*All images were ‘borrowed’ from google images, from actual agencies advertising ESL products/classes.
I have recently started a new employment position teaching foreign students ESL in Toronto. Previously, I taught overseas in Taiwan in a similar position, although now I am teaching adults and in the past I was teaching children. The majority of the classes I currently teach emphasize presentation style, accent reduction and conversation skills. For one of my morning classes last week, I prepared a presentation for the students to illustrate the style and tools I wanted them to use in their own subsequent presentations. My presentation topic was the Residential Schools of Canada, not just because my friend had this presentation ready to go from a previous class but because I thought it would be a good introduction for the students to First Nations groups of Canada.
In my ill equipped, overheated classroom, I started up the powerpoint presentation and went through the various slides outlining the tragedy of the residential schools. Butchering the complexities of the residential schools I presented the topic in the necessary basic English, and it sounded something like this:
- The aboriginal peoples of Canada were taken away from their families
- They were put into schools run by non-aboriginals
- They were given English names
- They were not allowed to speak their own languages
- Their cultures were presented to them as backwards, while whiteness and ‘European’ culture were presented as the right way
As I went through my presentation, I saw the perplexed looks on my students’ faces. While the end of my presentation was met with silence, I wondered if any of the information made sense. Then a student slowly raised his hand asking, ‘So, do you think the residential schools were a good or bad thing?’. That made very clear my failure at simplifying my presentation topic, sorry aboriginal groups of Canada. I tried to reiterate the above points and while my second attempt may not have provided any clarity to my students it did sharply bring out the parallels between residential and current ESL schools. Before I address these, here is a necessary disclaimer:
**Note to everyone reading this entry, it is not my intention to lessen or in any way diminish the cruelty and devastation cause by the residential schools in Canada. I firmly acknowledge the wide reaching impact of the residential schools on aboriginal communities, which is not comparable to ESL schools around the world. The parallels I observed between residential schools and ESL schools is not to suggest that they come from the same history, unravelled the same way and have had the same impact. This blog entry materialized from the presentation I gave on the residential schools and my consequential questioning of the globalisation of English and the relationship ESL schools have with power**
The loose parallels I observed were these:
- ESL students, many from ‘Asian’ countries (the majority of my students are from South Korea) often leave their homes and families not by force, by rather out of necessity to learn English in order to succeed in their chosen career path.

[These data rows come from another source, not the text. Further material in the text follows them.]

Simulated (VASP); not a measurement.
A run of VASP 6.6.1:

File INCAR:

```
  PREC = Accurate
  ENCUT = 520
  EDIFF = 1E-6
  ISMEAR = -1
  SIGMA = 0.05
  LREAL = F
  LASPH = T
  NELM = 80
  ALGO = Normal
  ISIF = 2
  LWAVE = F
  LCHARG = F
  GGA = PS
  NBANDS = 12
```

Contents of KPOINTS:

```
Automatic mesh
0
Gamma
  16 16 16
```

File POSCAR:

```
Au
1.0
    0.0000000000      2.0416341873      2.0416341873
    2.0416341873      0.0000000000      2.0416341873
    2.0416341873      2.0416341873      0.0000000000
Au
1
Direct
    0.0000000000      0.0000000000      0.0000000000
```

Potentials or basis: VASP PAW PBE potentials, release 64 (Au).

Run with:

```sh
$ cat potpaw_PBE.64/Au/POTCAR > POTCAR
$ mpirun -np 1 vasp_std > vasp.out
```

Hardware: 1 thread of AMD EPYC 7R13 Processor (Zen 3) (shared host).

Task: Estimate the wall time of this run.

- The teachers in these schools, whether in Asia or in North America are of ‘western’ origin
- The students are almost always given, or have user friendly English names, Yu Rim Kang= Agnes, Seong Man Ryu= Owen, no need for the English teachers to bother with the pesky pronunciation of their given names
- Both schools I have taught at are English immersion, students speaking in their mother tongue are punished
- English and western cultural customs are often presented as more valuable than their own languages and customs (get rid of those chopsticks, time to use a fork)
As the English language has become the basis for international business, it is arguably necessary for those from countries where English is not the first language to learn it. Comparing this global domination of the English language and subsequent explosion of ESL schools, to residential schools of Canada speaks to ideas of power and social control. While many may argue they are completely incomparable, I would suggest if forms of power and control are examined, similarities can be identified.
I have been involved in heated debates regarding the character of power and social control. As is evident through mainstream discourse and images, power and control are still often portrayed as an overt force ie: those ‘third world’ military regimes with their oppressive methods, Muslim countries who force women to wear headscarves etc. In comparison those of us in relatively peaceful, western societies do not encounter these types of social control and are therefore ‘free’ to live how we want etc.
I am not claiming that the above scenarios are not forms of control or oppression, but rather these easy to identify means of power/control are not the only forms. There has been a plethora of work done on covert forms of social control, which is often refered to with the term ideology. Marx, Gramsci, Althusser and Foucault are only a few scholars that theorized about power/control. Althusser’s idea of the RSA (Repressive State Apparatus) and ISA (Ideological State Apparatus) calls into questions forms of control in so called peaceful societies. In very simple terms, the RSA exerts control through violence while the ISA controls through the dissemination of specific ideologies. Althusser’s concept of ISA is explained as:
Our values, desires and preferences are inculcated in us by ideological practice. Ideological practice consists of an assortment of institutions called Ideological State Apparatuses (ISAs), which include the family, the media, religious organisations and, most importantly, the education system. We derive beliefs about ourselves through learning what it is to be a daughter, a schoolchild, black, a steelworker, a councilor, and so forth (http://www.scribd.com/doc /22247455/Louis-Althusser).
Althusser therefore argues we are not born with an innate ability to know how we should function and be in society but learn it through certain mechanisms. For example images on television, in magazines and from observing parents or other members of society, may be a way individuals ‘learn’ how they must act in society (ie our goals in life should include having a career where you make money, buying a house and a car, having a few children and perhaps some animals). Althusser and many other academics argue that this ISA is a form of social control in many societies. Using ISA as a basis to analyse ESL as a necessary second language in relation to development speaks to a few points. The intertwined nature of development and international business with English, makes it necessary for individuals or nation states that want to ‘succeed’ to adopt the language. This domination of the English language, while not an overt form of control surely allows for specific powers to have advantages over others. Especially in relation to development, the globalisation of the English language often means that development projects implemented overseas are communicated in English. How many NGO websites claiming to help the rural poor of a ‘third world’ village, are only in English? This domination of English is also related to a whole range of issues about respecting individual culture, identity etc.
While I am very interested in Althusser’s theory of ISA and discussions regarding oppression/ control, this blog entry has been sitting on my desktop for far too long and my ability to neatly tie up the end of it has failed. So instead what I want this blog post to do is to question western ideals of social control and to push readers to question the dominance of the English language and its use in development practices.
If I can stop just one Korean student from adopting the name Susie, then I will have succeeded.